## How do I include categorical predictors in my regression model?

One common problem researchers face when running a regression analysis is how to include categorical predictors. Unlike using continuous variables, which you can simply add with not previous manipulation, including categorical predictors need some extra work in performing the analysis as well as in interpreting the results.

Let’s start with the simplest case of binary variables, that is, two level categorical

predictors. The first step is to transform it into a 0/1 variable also known as dummy variable. Imagine a simple regression model where the dependent variable is salary and the only predictor is gender, which has been coded as 1 if “Male” and 2 if ”Female”. We will first need to recode it into 0 if “Male” and 1 if ”Female” (or vice versa). The category coded with a 0 is known as reference group or category. The interpretation of the coefficient corresponding to the dummy variable is the average difference in the dependent variable between the two levels of the binary predictor. In our example the coefficient corresponding to this dummy is the difference in the average salary across genders. A positive and significant regression coefficient will indicate that on average men have better salaries than women.

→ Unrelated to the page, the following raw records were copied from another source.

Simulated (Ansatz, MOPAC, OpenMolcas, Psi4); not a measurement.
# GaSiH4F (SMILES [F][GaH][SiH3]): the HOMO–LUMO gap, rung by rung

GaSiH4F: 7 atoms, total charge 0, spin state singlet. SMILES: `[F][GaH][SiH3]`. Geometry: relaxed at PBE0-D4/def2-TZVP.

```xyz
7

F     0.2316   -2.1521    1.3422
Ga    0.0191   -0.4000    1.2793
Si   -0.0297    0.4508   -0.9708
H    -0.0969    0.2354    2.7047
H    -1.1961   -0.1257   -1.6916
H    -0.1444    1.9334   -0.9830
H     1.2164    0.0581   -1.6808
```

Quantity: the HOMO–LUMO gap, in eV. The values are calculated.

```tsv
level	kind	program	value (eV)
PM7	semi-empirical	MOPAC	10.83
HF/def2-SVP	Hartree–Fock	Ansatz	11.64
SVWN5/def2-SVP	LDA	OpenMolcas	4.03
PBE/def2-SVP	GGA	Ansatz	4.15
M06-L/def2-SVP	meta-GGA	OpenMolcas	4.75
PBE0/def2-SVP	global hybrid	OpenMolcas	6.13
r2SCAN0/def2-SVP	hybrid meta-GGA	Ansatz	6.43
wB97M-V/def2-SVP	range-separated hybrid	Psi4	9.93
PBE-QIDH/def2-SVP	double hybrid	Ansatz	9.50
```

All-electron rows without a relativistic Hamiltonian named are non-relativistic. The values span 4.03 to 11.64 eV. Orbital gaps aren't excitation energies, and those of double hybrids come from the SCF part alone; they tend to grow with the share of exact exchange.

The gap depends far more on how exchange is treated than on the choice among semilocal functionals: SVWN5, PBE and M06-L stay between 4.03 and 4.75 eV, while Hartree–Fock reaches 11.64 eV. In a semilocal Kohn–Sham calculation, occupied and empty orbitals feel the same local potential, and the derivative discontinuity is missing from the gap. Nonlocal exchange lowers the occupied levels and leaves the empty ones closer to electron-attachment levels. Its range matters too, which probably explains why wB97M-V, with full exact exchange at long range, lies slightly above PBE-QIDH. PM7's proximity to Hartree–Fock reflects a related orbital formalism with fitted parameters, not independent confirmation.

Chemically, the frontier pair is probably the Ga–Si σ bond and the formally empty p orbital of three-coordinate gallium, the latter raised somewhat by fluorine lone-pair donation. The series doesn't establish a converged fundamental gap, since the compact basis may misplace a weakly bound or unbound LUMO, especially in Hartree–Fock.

Now, let’s look at the case of having more than two categories. Categorical predictors with k categories need to be transformed into k-1 dummy variables before being entered in the model. This process of creating dichotomous variables from a categorical variable is known as dummy coding. For the sake of simplicity we will consider the case of a categorical predictor with three levels. We will need to include two dummy variables in the model. For example, let’s consider the categorical variable education (highest level of studies completed) coded as 1 ”High School or less” 2 “College” 3 “Advanced graduate degree”. The way to dummy code this variable will be creating a variable called HSorless that is 1 when education is 1 and 0 otherwise. Likewise, we will create College which is 1 if education is 2 and 0 otherwise; and Advanced which is 1 if education is 3 and 0 otherwise. We will only use two of the three created dummies in the regression analysis, for instance we could chose to include HSorless and College and leave Advanced as reference category. Or we could decide to include College and Advanced and leave HSorless as reference category. The decision about the reference category will depend upon your research interest. If your interest is to see how having a college or advanced degree contributes to the average salary compared to having High School or less, then leaving HSorless as the reference group seems like the appropriate choice.

The interpretation of the dummy coefficients is similar to the case of the binary variable. The coefficient corresponding to College is the average difference in the dependent between this level of education and the reference group. If College and Advance are the dummies included in the model the coefficient for College will show the average difference in salary for a person who has completed a college degree compared to a person with high school or less.